A day after she filed the rape complaint, the police asked her father to bring Kajal to the police station to be escorted to depose before a magistrate. But at the police station, Kajal said, the police detained her father. After slapping her and beating her with a stick, they demanded that she deny her allegations and made her sign several blank pages. She said she was terrified into lying to the magistrate that she had made the complaint at her father’s behest.

Kajal said the police also threatened her father with arrest under false charges if he did not sign a statement that she had filed a false complaint. They beat her father and detained him for two more days.

The case of Kajal demonstrates how even five years after the legal and other changes spurred by protests over the gang rape and murder of a young student, Jyoti Singh, in Delhi, these reforms are yet to be fully realised.

Since the reforms were initiated, more women have been reporting sexual assault and rape. According to the latest available data, there has been a 39% increase in the number of rape complaints.

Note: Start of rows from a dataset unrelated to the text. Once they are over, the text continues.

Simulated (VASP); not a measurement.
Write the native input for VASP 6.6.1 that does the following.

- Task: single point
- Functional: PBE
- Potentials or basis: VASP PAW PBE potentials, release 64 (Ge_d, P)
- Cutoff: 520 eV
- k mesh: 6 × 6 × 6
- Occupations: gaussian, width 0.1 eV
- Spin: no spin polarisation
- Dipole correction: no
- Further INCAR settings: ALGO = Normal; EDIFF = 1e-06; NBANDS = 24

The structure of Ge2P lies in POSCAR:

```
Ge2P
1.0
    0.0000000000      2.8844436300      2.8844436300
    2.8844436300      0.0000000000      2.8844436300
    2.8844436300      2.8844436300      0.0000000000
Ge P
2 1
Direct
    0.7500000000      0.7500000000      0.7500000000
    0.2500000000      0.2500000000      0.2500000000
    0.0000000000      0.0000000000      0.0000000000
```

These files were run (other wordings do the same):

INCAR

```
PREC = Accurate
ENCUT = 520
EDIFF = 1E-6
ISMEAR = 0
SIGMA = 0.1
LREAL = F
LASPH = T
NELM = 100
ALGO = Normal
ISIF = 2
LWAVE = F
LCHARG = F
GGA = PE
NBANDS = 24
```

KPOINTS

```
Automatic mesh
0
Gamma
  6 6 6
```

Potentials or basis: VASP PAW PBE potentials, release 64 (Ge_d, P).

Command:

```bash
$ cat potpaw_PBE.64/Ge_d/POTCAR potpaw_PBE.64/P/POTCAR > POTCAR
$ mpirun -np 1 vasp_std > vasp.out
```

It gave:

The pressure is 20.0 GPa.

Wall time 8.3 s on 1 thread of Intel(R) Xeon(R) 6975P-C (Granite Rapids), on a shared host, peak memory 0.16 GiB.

However, as part of an investigation into 21 cases of rape, sexual assault, or sexual harassment after the legal changes took effect, Human Rights Watch found that survivors of rape continue to encounter humiliation, victim-blaming and distrust at police stations. Police still resist filing the First Information Reports, especially if the victim, like Kajal, is from an economically or socially marginalised community. The Criminal Law (Amendment) Act, 2013 made police failure to register a complaint of rape a crime, punishable with up to two years in prison. But there is no record of a police official being charged under the provision.
 

Need for change

In some cases, like in Kajal’s, the police blatantly misuse their powers to threaten women and their families to drop or settle rape complaints.

Kajal, with the help of a local civil society organisation, which offered her legal help and psychosocial counseling, wrote to several senior police officials and the State Human Rights Commission, detailing police intimidation, but did not receive any reply.

In December 2015, the police filed a closure report, saying their investigation found that Kajal and her father had filed a false complaint because of a land dispute with the main accused. However, the chief judicial magistrate disagreed with the closure report and asked the investigating officer to depose before the court. Kajal also testified in the court in November 2016, saying she had been forced by the police to lie in her earlier statement. The case is pending resolution.

After she was raped, Kajal was abandoned by her husband and his family. She now lives with her parents, who were forced to move following threats from the accused, villagers’ taunts, and, finally, eviction by the landlord.

“I did the right thing by reporting but the police officers did not help me get justice,” Kajal said. “Everyone blames me. They say, ‘Her character is bad, that is why this happened to her.’”

In light of such damning evidence of police failings, the Union home ministry needs to ensure that police response to complaints of violence against women, including resistance to registering rape complaints, is at the top of the agenda for the annual conference of directors general of police in December. The conference is an important avenue for establishing greater Center-state coordination on law and order, and to review issues of police accountability.

Today, India needs leadership and action to review progress in implementing the laws dealing with violence against women, and to ensure survivors get the justice and dignity they deserve.